Our work is serious, life-saving and life-giving. We must continue to take our work seriously and we must learn to take ourselves lightly. We must learn to access joy in the face of adversity.

Uniting a School

Unity Day asks schools to identify 100 students and 10 staff who are willing to work on the very sensitive issues of bullying, racism, sexism, alcohol and drug use, and mental health concerns. Each school we work with will select a diverse group of students from different groups within the school to break down the walls of stereotypes and label, and create a unified community. We ask administration to select staff and students who want to address the “real” problems students face in a supportive year long process. Unity Day is much more than a one day commitment. Staff and students must commit to ongoing support group meetings to implement the plans created at Unity Day.

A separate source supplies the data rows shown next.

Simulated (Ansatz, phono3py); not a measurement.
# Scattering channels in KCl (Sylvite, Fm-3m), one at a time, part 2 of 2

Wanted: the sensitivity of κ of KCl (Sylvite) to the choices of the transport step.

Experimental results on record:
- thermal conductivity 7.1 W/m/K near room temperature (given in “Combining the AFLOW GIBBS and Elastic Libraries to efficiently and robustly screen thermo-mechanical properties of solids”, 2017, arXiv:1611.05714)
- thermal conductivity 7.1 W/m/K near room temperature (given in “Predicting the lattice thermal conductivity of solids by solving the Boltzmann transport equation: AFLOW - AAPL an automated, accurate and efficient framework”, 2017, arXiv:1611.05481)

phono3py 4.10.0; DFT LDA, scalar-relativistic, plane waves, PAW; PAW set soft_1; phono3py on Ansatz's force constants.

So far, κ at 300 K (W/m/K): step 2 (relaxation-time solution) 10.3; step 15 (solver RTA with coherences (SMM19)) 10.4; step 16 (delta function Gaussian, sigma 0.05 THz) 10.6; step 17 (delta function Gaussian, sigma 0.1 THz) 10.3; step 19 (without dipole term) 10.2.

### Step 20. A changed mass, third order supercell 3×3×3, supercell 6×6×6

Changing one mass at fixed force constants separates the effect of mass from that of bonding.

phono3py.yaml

The greatest problems in our schools today are staff and students who are disconnected, lonely, and isolated. Throughout our Unity Day program we build connection, pro school bonding and genuine caring. We find that we are much more alike than we are different. We also come to a place where we respect and celebrate our differences. Throughout the day students and staff work in large and small group settings to teach each other and address the deepest concerns in their school. We learn we are not alone. We create a unified community.


Understanding Children Affected by Poverty

Poverty can be viewed from a variety of viewpoints; including financial, emotional, menta, spiritual and physical. Support systems, resources, relationships and role models play a critical role as intervening factors. Some key beliefs about poverty are:
  1. Poverty is relative
  2. Poverty occurs in all races
  3. Economic class is a continuous line not a clear cut distinction
  4. There is a difference between generational and situational poverty
Statistics
  1. In the United states in 2001, poverty rates for all individuals was 11.7%, for children under the age of 18 the poverty rate was 16.3% and for children under the age of 6 the rate was 18.2%.
  2. There were 6.8 million poor families (9.2% in 2001, up from 6.4 million (6.7%) in 2000.
  3. The foreign-born population in the United States has increased 57% since 1990 to total 30 million. In 200 one of every five children under age 18 in the U.S. was estimated to have at least one foreign-born paren. Immigrant children are twice as likely to be poor as native-born children. Among Children whose parents work full time, immigrant children are at a greater risk of living in poverty than native-born children (National Center for Children in Poverty, Columbia University, 2002).
  4. Regardless of race or ethnicity, poor children are much more likely than non-poor children to suffer developmental delay and damage, to drop out of high school and give birth during the teen years (Miranda, 1991).
  5. Poverty-prone children are more likely to be in single paren families (Einbinder, 1993). Median female wages in the United States, at all levels of educational attainment, are 30% to 50% lower than male wages at the same level of educational attainment (TSII Manual, 1995, based on U.S. Census data 1993).
  6. Poor inner-city youths are seven times more likely to be the victims of child abuse or neglect than are children of high social and economic status (Renchler, 1993).
  7. Poverty is caused by interrelated factors: parental employment status and earnings, family structure and parental education (Five Million Children, 1992).
  8. Children under age 6 remain particularly vulnerable to poverty. Children living in families with a female householder and no husband present experienced a poverty rate of 48.9% (U.S. Bureau of the Census, 2001).
  9. The United States' child poverty rate is substantially higher - often two or three times - than that of most other major Western industrialized nations.
How do we help children affected by poverty?
  • Identify the resources necessary to help students move from poverty to success
  • Practice a variety of intervention skills to assist students with discipline and academic achievement
  • Learn the role that language plays in poverty situations
  • Experience the hidden roles that exist in social structures
  • Learn the characteristics of generational poverty
  • Identify role models and support systems that schools can use as interventions

How Teachers Can Positively Influence Students

  • Establish healthy communication patterns. Put the emphasis on listening. Remember, we have two ears and only one mouth. We need to listen at least 50% of the time. Often Listening is the only assistance a child needs to help them solve a problem.
  • Teach respect by showing and modeling respect to students.
  • Teach trustworthiness as a core human value and an essential ingredient in character development.
  • Promote the behavior of responsibility. Remind students that they are 100% responsible for what they think, feel, say and do. Now one can make you think, feel, say or do anything.
  • Demonstrate moral character. Establish ground rules in the classroom. Teach a true sense of right and wrong.
  • Promote helping others and a service mentality. Assign yourself, don't wait. Encourage cross age tutoring. If something needs to be done, do it! Democracy is not a spectator sport. Get and stay involved.
  • Most importantly teach students to acknowledge the existence of problems. Encourage them to seek help from parents, other teachers and counselors when they have a concern.